Closing Cost Estimate
If you are a First Time Home Buyer then you may not totally understand all the closing costs involved with buying a home. Hopefully, we can help you to better understand what makes up closing costs and how much money that is actually going to cost you.
When a person applies for a mortgage loan the loan officer will complete what is titled a Good Faith Estimate (GFE).
This Good Faith Estimate will contain an estimate of all the money that the borrower will need to bring to the closing on the house. This estimate will include the buyer’s down payment and all closing costs paid by both the buyer and the seller. This estimate is usually pretty close to the actual money needed by both the buyer and seller. Some items like insurance and taxes on the property are truly an estimate and won’t be known for certain until the buyer actually purchases their insurance and the tax information is retrieved from the court house records.
Loan Closing Costs
Some buyers consider closing cost to be the total amount of money that they are due to pay at closing. However, that total is really made up of closing costs, pre-paid items and the buyer’s down payment.
Home Loan Closing Cost
Some of the closing costs items for a home loan are:
- Mortgage Origination Fee
- Processing Fee
- Underwriting Fee
- Closing Agent or Attorney Fee
- Cost of Appraisal
- Cost of Title
- Cost of Survey
- Courier Fees
- Wire Transfer Fees
- Recording Fees
- Flood Certification
Some charges are a percentage of the home purchase price, some will vary depending on the mortgage company and lender handling the home loan and others will vary depending on the company or person performing the service, such as, surveyor, attorney, appraiser.
Does The Seller or Buyer Pay Closing Cost
Depends. There are many different scenarios that can be arranged between a buyer and seller on a new home. The seller may agree to pay all closing costs but not the pre-paid items.
Or, the seller may agree to pay a fixed amount, such as $3,000, of the closing cost. The buyer and seller may agree to just split the cost of the attorney and the title fees.
These examples may make it sound as if the buyer and seller can just agree on any combination and it will work when the buyer goes to apply for a mortgage loan.
However, the fact of the matter is that mortgage lenders have certain guidelines about closing costs that must be followed. And, those guidelines depend on the type of mortgage loan that the buyer is obtaining.

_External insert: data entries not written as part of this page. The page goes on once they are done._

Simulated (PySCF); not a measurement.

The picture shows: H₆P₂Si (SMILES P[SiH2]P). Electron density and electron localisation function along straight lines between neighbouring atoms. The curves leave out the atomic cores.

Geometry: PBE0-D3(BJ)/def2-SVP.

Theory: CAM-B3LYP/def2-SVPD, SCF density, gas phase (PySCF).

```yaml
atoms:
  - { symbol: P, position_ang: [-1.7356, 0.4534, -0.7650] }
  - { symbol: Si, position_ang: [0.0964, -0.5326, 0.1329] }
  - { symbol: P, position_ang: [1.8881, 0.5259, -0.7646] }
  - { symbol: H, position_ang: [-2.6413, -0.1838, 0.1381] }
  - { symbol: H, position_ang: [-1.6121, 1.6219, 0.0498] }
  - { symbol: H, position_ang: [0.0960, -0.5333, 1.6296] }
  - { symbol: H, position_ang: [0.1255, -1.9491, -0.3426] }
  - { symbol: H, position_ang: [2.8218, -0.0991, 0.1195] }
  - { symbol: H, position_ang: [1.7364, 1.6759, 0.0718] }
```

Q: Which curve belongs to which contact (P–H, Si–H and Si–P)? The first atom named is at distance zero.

Some type loans allow for the seller to pay up to 6% of the sales price of the home. Other type loans only allow the seller to pay up to 3% of the sales price. Depending of the price of the home these percentages may or may not cover all of the closing costs associated with the purchase.
Buyer Closing Cost
Closing costs vary depending on the state in which you are going to purchase a home. But, in general, you can expect the overall closing costs to run several thousand dollars.
So, as an applicant for a first time buyer home loan be aware that you may need several thousand dollars more than your planned downpayment in order to get a mortgage loan on your new home.